'Robot Chicken' Season 5, Episode 12 Recap - 'Casablankman'
Another week, another movie title mash-up for the title. This week, it's "Casablankman," a mix of two truly great classics. Really, the both of them are probably on an even keel as far as cinematic importance goes.
It starts off with some pod racing. Some pea pod racing. Whatever, just eat your f**king salad already.
If that whole sketch about the talking Rubik's Cube and the crazy desert raping horse confused you, then clearly you are unfamiliar with a cartoon from the 1980's called "Rubik, The Amazing Cube."
And nobody would blame you for that. Here's a video of the intro, so you can get an idea of the voice that, as Carlos says, is... well, not pleasant.
Lovely, isn't it? Moving on...
Giraffes using your shower isn't cool. Neither is standing idly by while an innocent mime almost asphyxiates in an invisible box.
Also not cool: hunting innocent humans. The PETA of the Predator world (maybe PETH?) shows up and harasses a hunting Predator with their hippie ways, then washes up the Governator and sends him on his way. If wonder if Predator hippies have a Predator Woodstock every year?

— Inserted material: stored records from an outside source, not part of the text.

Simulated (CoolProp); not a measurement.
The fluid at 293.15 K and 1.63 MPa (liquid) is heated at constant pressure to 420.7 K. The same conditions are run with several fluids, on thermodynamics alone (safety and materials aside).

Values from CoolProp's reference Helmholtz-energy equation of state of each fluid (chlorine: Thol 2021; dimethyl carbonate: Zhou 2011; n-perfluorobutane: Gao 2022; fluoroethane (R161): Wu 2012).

A capella Star Trek. Nice.
You've heard of planking. You may have heard of Tebowing as well. But those are nothing compared to Suping! Here's what you do: pretend you're going to do something horrible and life-threatening, and Superman will take time out of his schedule to come save you. Record it, put it on YouTube. You just got Suped! Just... watch out if Lex Luger straps you to a bomb. You might have some explaining to do.
And finally, did you ever wonder how those anatomically ridiculous inhabitants of Eternia maintained those lingerie model bodies or rippling, oversized muscles? Simple: lots of working out, and maybe a little juicing. Does He-Man get fined for steroid use?